The making of cricket package yorkr – Part 3


This is the 3rd part of my cricket package yorkr in R. In my 2 earlier posts

  1. The making of cricket package yorkr – Part 1. This post analyzed the performance of team in a ODI match. The batting and bowling performances of the team were analyzed. This post also performed analyses of a country in all matches against another country for e.g. India vs All matches agianst Australia. The best performers with the bat and ball were determined, the best batting partnerships, the performances at different venues etc. The detailed performances of the bowlers of India and Australia in the confrontation were also analyzed.
  2. The making of cricket package yorkr – Part 2 This post includes all ODI matches between a country and others. For obvious reasons I have chosen India and selected all ODI matches played by India with other countries. This included batting and bowling performances of the country against all oppositions.

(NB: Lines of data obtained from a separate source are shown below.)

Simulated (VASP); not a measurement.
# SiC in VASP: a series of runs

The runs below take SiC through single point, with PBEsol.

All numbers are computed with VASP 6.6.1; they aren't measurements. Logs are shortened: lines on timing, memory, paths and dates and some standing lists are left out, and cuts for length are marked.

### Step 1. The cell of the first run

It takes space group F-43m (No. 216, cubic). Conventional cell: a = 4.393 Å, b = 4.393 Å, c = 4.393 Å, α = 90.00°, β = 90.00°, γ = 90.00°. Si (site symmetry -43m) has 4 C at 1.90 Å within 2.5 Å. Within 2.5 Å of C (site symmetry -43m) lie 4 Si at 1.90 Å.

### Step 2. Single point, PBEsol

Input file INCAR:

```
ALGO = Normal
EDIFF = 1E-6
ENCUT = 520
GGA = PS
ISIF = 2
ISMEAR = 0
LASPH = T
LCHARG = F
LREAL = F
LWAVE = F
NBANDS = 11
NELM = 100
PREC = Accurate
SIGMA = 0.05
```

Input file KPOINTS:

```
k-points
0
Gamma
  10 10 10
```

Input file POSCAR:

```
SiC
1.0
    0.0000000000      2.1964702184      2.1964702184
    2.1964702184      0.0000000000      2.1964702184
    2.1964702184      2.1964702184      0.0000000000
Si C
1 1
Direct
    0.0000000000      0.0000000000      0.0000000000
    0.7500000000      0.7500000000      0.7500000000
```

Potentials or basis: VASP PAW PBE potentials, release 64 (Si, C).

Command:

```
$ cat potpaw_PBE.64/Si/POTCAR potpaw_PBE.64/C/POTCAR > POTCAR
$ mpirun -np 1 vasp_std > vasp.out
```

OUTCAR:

As mentioned in my earlier posts the data is taken from Cricsheet

In this post I look at individual performances of batsmen and bowlers in ODIs. For this post I have chosen Virat Kohli & Mahendra Singh Dhoni from India. Kohli has been consistent and in great form right through. Dhoni follows Kohli very closely in ODIs. Dhoni besides his shrewd captaincy is one of the best ODI batsman and a great finisher. I have include AB Devilliers from South Africa who seems to invent new strokes and shots every time, much like Glenn Maxwell.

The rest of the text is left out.